Source:   Chicago Tribune
Contact:    Jan. 5, 1998
Section:  sec. 1, page 14

ANTI-DRUG WAR CORRUPTS TOO MANY

OAK LAWN -  Again, in 1997, drug-war corruption took its toll on law
enforcement in Chicago and around the world.

Recently, three Chicago police officers were convicted of robbing suspected
drug dealers and stealing their drug-deal cash ($23,000) in a sting
operation. The Gresham District officers will be sentenced March 23, the
first day of another police-officer, drug-trafficking trial - involving
officers from the Austin District.

From a hemispheric perspective, the defilement of those charged with waging
the drug war is commonplace - an often hidden but inevitable cost of drug
war. The past year has witnessed arrests, charges and convictions for every
sort of drug-war debauchery, snaring men in and out of uniform.

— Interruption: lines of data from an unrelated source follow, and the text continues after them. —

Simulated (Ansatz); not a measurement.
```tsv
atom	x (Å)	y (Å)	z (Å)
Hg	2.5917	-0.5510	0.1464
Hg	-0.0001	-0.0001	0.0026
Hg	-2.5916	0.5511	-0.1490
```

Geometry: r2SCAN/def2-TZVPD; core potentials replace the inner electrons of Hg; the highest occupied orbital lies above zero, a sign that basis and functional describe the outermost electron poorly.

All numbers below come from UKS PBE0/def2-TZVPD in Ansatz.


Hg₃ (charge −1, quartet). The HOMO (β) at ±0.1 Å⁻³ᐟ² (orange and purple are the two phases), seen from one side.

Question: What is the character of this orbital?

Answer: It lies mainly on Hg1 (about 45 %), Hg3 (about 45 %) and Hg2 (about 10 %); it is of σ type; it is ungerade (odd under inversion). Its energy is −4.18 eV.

Antonio Grace Mota, alias "The Cocaine King" and boss of the Brazilian leg
of the Cali-cartel drug route to Europe, bribed his way out of the Sao
Paulo's Carandiru jail in Brazil. In New York state, 11 guards from the
Metropolitan Detention Center were arrested for smuggling drugs into the
jail in exchange for bribes ranging from $100 to $1,000 a week.

Mexico's former deputy attorney general, Javier Coello Trjo, and Judicial
Police Commander G. Gonzalez Cadlerone were accused of protecting cocaine
shipments through Mexico. In February, after an American Drug-czar
briefing, Mexico's drug czar Gen. Jesus Gutierrez Rebollo was arrested for
taking bribes and allegedly tipping off drug chieftan Amado Carrillo
Fuentes to an inpending raid at Carrillo's sister's wedding.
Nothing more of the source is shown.